Oh Birmingham, my Birmingham. How did it come to this? Once proud. Once industrial. Once ambitious. Now, we stand at a low point: streets lined not with opportunity but with black bin bags and broken promises. Today, a major incident has been declared. Not for flood, nor fire, nor terror. But for rubbish.
17,000 tonnes of it.
Scattered across Bordesley Green, piled high in Perry Barr, clogging pavements in Ladywood. The warm weather doesn’t help. The stench rises. And with it, so does the frustration of a city left in limbo.
Let’s not pretend this is about just one strike. The rot goes deeper.
A £700 Million Hangover
The bin bags are just the visible surface of a city buckling under the weight of bad decisions.
The elephant in the room? The £700 million black hole that Birmingham City Council now faces — a crisis born of flawed equal pay settlements and financial mismanagement, with no clear end in sight. Funding cuts from central government certainly played their part, but the council’s response has been a slow-motion car crash.
The reallocation of budgets, the outsourcing of services, the quiet axing of frontline staff — all of it adds up. And now, when the bins go uncollected, we see just how fragile the foundations really are.
Oracle: An Expensive Mistake
And then, there’s Oracle.
Sold as a transformative new IT system, Oracle was meant to modernise council operations, streamline payroll, and bring Birmingham into the digital age. Instead, it malfunctioned spectacularly.

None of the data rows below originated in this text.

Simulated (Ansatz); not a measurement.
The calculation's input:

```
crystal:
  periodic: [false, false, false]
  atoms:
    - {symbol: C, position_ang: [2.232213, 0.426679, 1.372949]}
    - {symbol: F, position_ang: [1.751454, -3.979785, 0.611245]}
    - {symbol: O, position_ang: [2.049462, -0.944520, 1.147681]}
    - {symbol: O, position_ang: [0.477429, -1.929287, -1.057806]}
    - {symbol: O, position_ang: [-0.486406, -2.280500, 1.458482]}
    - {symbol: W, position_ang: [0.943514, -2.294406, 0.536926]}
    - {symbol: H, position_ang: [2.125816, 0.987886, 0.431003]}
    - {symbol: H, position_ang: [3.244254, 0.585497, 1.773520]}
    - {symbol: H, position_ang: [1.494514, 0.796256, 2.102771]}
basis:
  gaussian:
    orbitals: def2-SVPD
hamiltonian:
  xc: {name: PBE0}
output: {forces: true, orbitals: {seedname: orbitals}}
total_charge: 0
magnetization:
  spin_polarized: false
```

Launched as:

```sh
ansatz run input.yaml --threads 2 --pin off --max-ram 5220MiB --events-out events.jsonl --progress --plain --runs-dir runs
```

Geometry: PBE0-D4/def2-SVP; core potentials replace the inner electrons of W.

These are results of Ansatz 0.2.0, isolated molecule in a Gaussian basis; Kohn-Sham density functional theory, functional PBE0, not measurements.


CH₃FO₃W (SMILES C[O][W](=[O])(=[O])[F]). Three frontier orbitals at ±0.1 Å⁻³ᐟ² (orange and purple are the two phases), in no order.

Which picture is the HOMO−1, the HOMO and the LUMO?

Staff went unpaid. Data went missing. Contractors were locked out. Millions were spent — and for what? No accountability. No apology. Just another line item in a growing list of problems brushed under the rug.
If Oracle had been checked properly — audited, stress-tested, run in parallel before launch — perhaps we wouldn’t be in this mess. But oversight has long been in short supply here.
Strikes and Silence
Now, as Unite refuse workers strike over pay cuts that will leave some £8,000 worse off, the city is paralysed. The council talks of “modernisation” and “efficiency,” but for workers on the ground, that means doing more for less. That’s not reform. That’s exploitation.
Picketers block depots. Rubbish piles high. And residents — particularly the elderly, disabled, and carless — suffer. Many are dragging their own bin bags to the tip. Others have no choice but to let it fester.
The government watches on. Ready, they say, to respond if Birmingham asks for help. But why must we always be in crisis before support is offered?
A City Adrift
Birmingham isn’t broken. But it is being failed.
By those who manage its finances. By those who roll out IT without scrutiny. By those who allow bin strikes to drag on until public health is at risk.
This isn’t just a failure of policy. It’s a failure of care.
We deserve better. Better than bags piled high on pavements. Better than Oracle disasters. Better than £700 million in debt with no clear recovery plan.
Oh Birmingham, my Birmingham — I still believe in you. But it’s time to clear more than just the rubbish. It’s time to clean house.